By 苏剑林 | February 04, 2026
Recently, I came across the paper 《Why Adam Works Better with \(\beta_1=\beta_2\): The Missing Gradient Scale Invariance Principle》, which, as the name suggests, claims that Adam performs better when \(\beta_1=\beta_2\). As pointed out by a colleague, the paper 《In Search of Adam's Secret Sauce》 from last year expressed the same view. Coincidentally, 《The Effect of Mini-Batch Noise on the Implicit Bias of Adam》, which just came out yesterday, has similar findings.

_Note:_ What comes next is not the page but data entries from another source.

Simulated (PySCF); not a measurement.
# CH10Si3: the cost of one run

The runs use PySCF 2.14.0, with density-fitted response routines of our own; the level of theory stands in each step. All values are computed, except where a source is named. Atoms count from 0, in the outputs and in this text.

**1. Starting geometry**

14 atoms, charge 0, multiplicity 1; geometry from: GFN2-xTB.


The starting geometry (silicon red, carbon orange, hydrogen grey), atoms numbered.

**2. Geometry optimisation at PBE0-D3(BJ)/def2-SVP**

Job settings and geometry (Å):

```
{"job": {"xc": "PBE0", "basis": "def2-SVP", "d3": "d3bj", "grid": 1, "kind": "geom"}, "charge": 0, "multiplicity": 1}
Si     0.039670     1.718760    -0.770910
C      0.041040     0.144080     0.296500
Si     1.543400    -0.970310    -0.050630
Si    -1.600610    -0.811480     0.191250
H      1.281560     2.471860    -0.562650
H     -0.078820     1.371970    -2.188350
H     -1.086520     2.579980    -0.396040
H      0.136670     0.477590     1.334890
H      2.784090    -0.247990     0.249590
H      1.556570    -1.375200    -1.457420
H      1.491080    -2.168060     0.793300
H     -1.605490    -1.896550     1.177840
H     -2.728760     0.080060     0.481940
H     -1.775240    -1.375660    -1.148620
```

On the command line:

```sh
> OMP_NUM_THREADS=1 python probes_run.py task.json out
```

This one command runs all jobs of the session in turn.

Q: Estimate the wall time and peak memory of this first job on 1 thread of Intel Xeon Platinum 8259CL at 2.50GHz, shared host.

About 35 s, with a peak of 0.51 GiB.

\begin{equation}\text{AdamW}:=\left\{\begin{aligned}
&\boldsymbol{m}_t = \beta_1 \boldsymbol{m}_{t-1} + \left(1 - \beta_1\right) \boldsymbol{g}_t\\
&\boldsymbol{v}_t = \beta_2 \boldsymbol{v}_{t-1} + \left(1 - \beta_2\right) \boldsymbol{g}_t^2\\
&\hat{\boldsymbol{m}}_t = \boldsymbol{m}_t\left/\left(1 - \beta_1^t\right)\right.\\
&\hat{\boldsymbol{v}}_t = \boldsymbol{v}_t\left/\left(1 - \beta_2^t\right)\right.\\
&\boldsymbol{u}_t =\hat{\boldsymbol{m}}_t\left/\left(\sqrt{\hat{\boldsymbol{v}}_t} + \epsilon\right)\right.\\
&\boldsymbol{\theta}_t = \boldsymbol{\theta}_{t-1} - \eta_t (\boldsymbol{u}_t + \lambda_t \boldsymbol{\theta}_{t-1})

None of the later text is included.